Wind energy produces clean, renewable electricity with no associated emissions or harmful pollutants. Unlike other sources of energy, it requires no mining, drilling, or transportation of fuel and no disposal of radioactive or other hazardous or polluting waste. Wind energy also helps preserve open space and conserves water.
In more than 25 years, with more than 68,000 turbines installed around the world, there are no documented cases of members of the public being harmed by wind turbines.
Modern wind farms undergo a series of environmental assessments before being approved. As part of this process, the proposed site is monitored, and bird and bat populations are evaluated.
Enbridge keeps up continual communication with regulatory agency specialists to determine the important environmental concerns, and the appropriate ways to minimize impacts. Assessments are designed so that they are specific to each project area and region.

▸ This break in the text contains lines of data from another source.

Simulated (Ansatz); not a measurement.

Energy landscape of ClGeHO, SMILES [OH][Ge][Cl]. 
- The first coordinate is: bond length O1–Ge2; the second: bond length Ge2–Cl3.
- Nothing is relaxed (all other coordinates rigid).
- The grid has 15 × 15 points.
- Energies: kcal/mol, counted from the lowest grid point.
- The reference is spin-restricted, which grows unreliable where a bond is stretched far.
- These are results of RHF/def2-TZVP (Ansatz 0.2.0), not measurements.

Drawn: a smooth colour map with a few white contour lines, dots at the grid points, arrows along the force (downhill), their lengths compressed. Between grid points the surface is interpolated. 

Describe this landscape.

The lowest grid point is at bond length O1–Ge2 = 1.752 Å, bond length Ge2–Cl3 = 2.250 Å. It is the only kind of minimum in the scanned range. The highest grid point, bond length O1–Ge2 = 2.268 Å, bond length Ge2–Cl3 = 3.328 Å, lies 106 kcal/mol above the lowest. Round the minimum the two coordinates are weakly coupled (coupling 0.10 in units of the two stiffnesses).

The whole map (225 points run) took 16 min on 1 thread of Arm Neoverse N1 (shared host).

The evolution of wind-farm technology over the past decade has rendered mechanical noise from turbines almost undetectable, with the main sound being the aerodynamic 'swoosh' of the blades passing in front of the tower. Turbines are so quiet that it is possible to carry on a normal conversation at the base.
There are strict guidelines on the noise emissions of wind turbines to ensure quality-of-life protection for residential areas.
According to the Canadian Wind Energy Association, there are thousands of wind turbines installed and operating in North America, and tens of thousands of people who live and work near them. While a very small number of individuals have claimed that their health has been negatively impacted by wind turbines, surveys of peer-reviewed scientific literature have consistently found no evidence linking wind turbines to human health concerns.
All wind energy projects are required to undergo an environmental assessment process to assess the potential impacts of wind turbines on both ecosystems and human health. These assessment studies also ensure that the installations meet sound-related government regulations.
Enbridge is committed to wildlife protection. We conduct wildlife surveys, including bird and bat studies, in advance of permitting and construction at a wind project site, and then mitigate any potential impacts through project design.
Following construction, we continue to conduct wildlife monitoring studies. This information can be used to determine what sort of mitigation measures may be appropriate if impacts exceed expected values. In addition, this information is used in comparative analysis with other wind energy projects to improve technology and minimize impacts to birds and bats.
While wind energy projects do have minor wildlife impacts, the impacts are small compared to other electrical generation choices.
The wind energy industry’s efforts to reduce the impact of wind turbines on birds have been very successful -- to the point where today, wind turbines and birds can and do coexist successfully. According to the American Wind Energy Association, a reasonable, conservative estimate is that of every 10,000 human-related bird deaths in the U.S. today, wind plants cause less than one. The National Academy of Sciences in the U.S. estimated in 2006 that wind energy is responsible for less than 0.003% of (3 of every 100,000) bird deaths caused by human (and feline) activities.